As opposed to some moldering, shadowy castle in Transylvania, The Velvet Vampire takes place in the blinding sun of the Mojave desert, where Celeste Yarnall’s sultry Diane LeFanu haunts a Spanish-style ranch house in the middle of nowhere, driving around the grounds in her dune buggy during the day, lounging languorously atop her dead husband’s casket after dark. We first see her being attacked on a city street – a fatal mistake by her would-be rapist – before blithely washing the blood from her hands in a fountain and attending an art opening at the Stoker Gallery. (See what they did there?)
It’s at the gallery that her eye is caught by an annoyingly beautiful –and annoying in general– young married couple. Lee (Michael Blodgett) and Susan (Sherry Miles) are trying to spice things up a bit by pretending to be strangers cruising each other at the exhibit, obnoxiously talking over a live performance by legendary bluesman Johnny Shines with crude pickup lines and double-entendres so single-minded they probably only qualify as “entendres.” Most would look at these wannabe swingers and see sad signs of the country’s intellectual decline. Diane sees fresh meat.
It doesn’t take much doing for her to lure this not-so-happy couple out to her estate, where the two dumb blondes suddenly start having lurid dreams of Diane seducing them away from each other. Our hostess spies on them sleeping together at night through a two-way mirror, lurking in a red-curtained chamber with a human skull placed just-so on an end table. The Velvet Vampire is foremost a triumph of aesthetics and design, with a refined soft-core Goth sensibility that’s a treat for the senses. The sumptuous score by Roger Dollarhide and Clancy B. Grass III creeps up over the action in waves, with sinister, finger-picked strings suggesting forbidden delights.

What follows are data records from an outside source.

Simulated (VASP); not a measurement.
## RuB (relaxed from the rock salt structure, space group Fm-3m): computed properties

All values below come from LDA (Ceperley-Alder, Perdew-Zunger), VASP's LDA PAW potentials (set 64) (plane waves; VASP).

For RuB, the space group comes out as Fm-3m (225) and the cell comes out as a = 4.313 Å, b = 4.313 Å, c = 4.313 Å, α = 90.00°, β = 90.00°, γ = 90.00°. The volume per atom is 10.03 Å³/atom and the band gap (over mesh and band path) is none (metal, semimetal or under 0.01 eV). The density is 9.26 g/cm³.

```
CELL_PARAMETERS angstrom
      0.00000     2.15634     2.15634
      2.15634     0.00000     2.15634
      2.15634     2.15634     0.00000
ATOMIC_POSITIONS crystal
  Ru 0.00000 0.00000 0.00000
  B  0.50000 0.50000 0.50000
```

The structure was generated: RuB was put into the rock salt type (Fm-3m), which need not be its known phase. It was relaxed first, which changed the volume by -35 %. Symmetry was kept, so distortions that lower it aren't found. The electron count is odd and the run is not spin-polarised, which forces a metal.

Oh my, those dreams. Lee and Susan both find themselves seeing the same thing when they fall asleep – a big, billowy bed with a wrought iron headboard atop a desert dune, where they writhe away on top of each other, until Diane arrives. The Velvet Vampire is knowingly ridiculous and revels in it, especially when a sunbathing Susan is bit by a rattlesnake on the thigh. (Any guesses who volunteers to suck the poison out?) The film is abominably acted by Blodgett and Miles, whose stilted, amateurish line readings only add to the picture’s illicit “am I watching a porno?” charms.
Rothman was the first female filmmaker to receive a fellowship from the Director’s Guild of America, coming up when there were few women working behind the camera at all and even fewer working in exploitation. Her 1970 The Student Nurses, also for Corman, remains one of the more fascinatingly subversive drive-in movies of the era, chock full of all the jiggle and boobs one would expect from such a title, but accompanied by a fierce, feminist agenda. The pre-Roe picture has an abortion subplot handled more forthrightly than any Hollywood director would dare today, and good golly does that film dislike cops.
There’s a similarly radical sensibility at work in The Velvet Vampire, foregrounding female desire while flipping the script on more than just the old vampire tropes about darkness and light. It’s a Dracula tale in which the count is a countess and Mina Harker happens to be a himbo who outlives his usefulness quite quickly. So delectable is Yarnall’s performance as Diane that you dread the movie’s inevitable surrender to genre requirements, luring our stylish sex bomb Nosferatu away from her parched lair (vampires should never take the bus) to be felled by an everyday mob of tacky Angelenos wielding religious trinkets. Diane deserved better. As did her director, who quit show business in 1978 and got into real estate. Rothman is said to have specialized in commercial properties, but I’m hoping she also secretly sold Spanish ranch houses in the Mojave.
“The Velvet Vampire” is now streaming on the Criterion Channel, Shudder, and various other outlets.